Thursday, April 2, 2009

Are You Living Life to the Fullest?

This evening, I was reading a story about a widowed professor who found inspiration in his wife's life and wondering whether to post it. I went back and forth - Doesn't everyone know to live life to the fullest? Carpe Diem and all that, right?

I think we all do know that, but it's hard to keep that thought in focus. For me, it's easy to confront my own mortality when reading stories like the widowed professor - it ironically brings that idea of living life to the fullest... to life. I'm hoping this little post will help remind you too. Tell your family and friends how much they mean to you...and show them if you can which is even better.

Here is the professor's story:

Jason Hans believes everyone should live their life in a way they would be able to inspire other people, a lesson he learned through his wife’s murder in 2002.

“If you were to die tonight there would be a lot of people sad, but would they be inspired?” Hans, a UK professor, asked the crowd as part of a Final Word lecture series.

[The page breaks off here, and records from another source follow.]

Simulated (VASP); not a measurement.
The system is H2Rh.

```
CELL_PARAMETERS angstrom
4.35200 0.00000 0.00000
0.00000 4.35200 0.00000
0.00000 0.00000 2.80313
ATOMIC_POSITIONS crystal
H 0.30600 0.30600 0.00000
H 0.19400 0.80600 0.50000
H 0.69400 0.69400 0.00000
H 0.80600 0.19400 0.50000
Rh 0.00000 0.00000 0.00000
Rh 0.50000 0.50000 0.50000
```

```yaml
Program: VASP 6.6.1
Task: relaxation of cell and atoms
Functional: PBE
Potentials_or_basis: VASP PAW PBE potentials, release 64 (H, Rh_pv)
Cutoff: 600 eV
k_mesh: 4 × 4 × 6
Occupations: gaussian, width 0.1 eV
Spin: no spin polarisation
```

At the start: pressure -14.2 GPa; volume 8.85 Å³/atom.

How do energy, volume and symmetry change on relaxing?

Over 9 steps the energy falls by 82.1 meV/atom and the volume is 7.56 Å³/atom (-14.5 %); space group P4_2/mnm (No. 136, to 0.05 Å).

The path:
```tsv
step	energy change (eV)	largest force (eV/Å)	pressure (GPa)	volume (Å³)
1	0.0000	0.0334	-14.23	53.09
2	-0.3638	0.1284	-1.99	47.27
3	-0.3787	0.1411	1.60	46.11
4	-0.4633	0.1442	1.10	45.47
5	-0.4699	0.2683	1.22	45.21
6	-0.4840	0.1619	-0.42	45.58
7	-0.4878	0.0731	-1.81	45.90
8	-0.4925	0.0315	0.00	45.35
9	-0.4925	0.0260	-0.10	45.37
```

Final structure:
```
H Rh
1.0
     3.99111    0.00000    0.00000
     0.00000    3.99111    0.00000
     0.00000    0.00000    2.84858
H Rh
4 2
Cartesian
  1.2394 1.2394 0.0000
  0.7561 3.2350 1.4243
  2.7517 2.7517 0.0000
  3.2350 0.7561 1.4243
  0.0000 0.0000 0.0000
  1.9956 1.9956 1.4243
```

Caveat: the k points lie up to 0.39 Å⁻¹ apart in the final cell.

“I’m happy to talk about her any chance that I get,” he said.

Hans’s wife, Irina, who he was with for six years, was shot in Washington, D.C., while walking home, in what was later determined to be an armed robbery.

When Hans was told of his wife’s murder, he found it difficult to realize that life went on without her.

“I was shocked that the sun came up,” he said. “I was a wreck for about five or six days. One night I just walked around the city to all the places we had been.”

Hans not only believed he lost a wife, but he also lost the children they had planned for. Hans and his wife had already planned their children’s names, Masha and Sasha.

One thing that helped him recover from her death was he felt that it had become his responsibility to be the caretaker of her legacy.

Hans learned from his wife that life should not be taken for granted and to make the most of what you have before it’s gone.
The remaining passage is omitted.